Sometimes I putter. From the outside, it might look like I’m poking around at random tasks whose end results may not be all that important. My puttering can seem like a waste of time or an avoidance of responsibility.
There’s more to puttering than meets the eye, though. Because I think of myself as a steward, I want to maintain and use the assets God has given me. Completing even the smallest tasks brings order, beauty and functionality to my setting or situation.
Puttering begins when I survey my context appreciatively, and then meander among those small opportunities. Because puttering is about a process more than outcomes, I can find satisfaction in choosing among those projects, and working at them. Puttering gives me the chance to counterbalance life’s large-scale urgencies with success in small things.
Puttering offers a manageable and sustainable approach to parts of daily living. Calm, solitary and quiet by its nature, puttering allows me to contemplate or find awe in what’s ordinary—essential elements for my well-being. The completion of each small job brings pleasure and reduces stress. When I putter, my mind can relax from the guilt that might occur when I fall short of other, highly purposed expectations.
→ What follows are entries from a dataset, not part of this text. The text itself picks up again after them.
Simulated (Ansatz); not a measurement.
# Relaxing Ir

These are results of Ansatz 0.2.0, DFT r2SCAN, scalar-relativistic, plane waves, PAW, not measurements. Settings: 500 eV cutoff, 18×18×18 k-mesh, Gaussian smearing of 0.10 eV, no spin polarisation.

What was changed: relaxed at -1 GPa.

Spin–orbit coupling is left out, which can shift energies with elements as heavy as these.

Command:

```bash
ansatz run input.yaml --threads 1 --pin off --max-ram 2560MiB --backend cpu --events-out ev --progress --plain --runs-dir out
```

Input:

I don’t want to spend every day only puttering. Even if I have the luxury of a leisurely daily routine, I also want to be responsible for more than just what fancies my attention. So I devote other open-calendar times to volunteering, home maintenance, personal relationships and exercise.
Puttering adds up: A clean yard or home, well-rounded knowledge of current events, vibrant relationships or the feeling that I accomplished something today. As I continue to live through these quieter years of retirement, puttering can be a praiseworthy element of each day, offering me joy and contentment.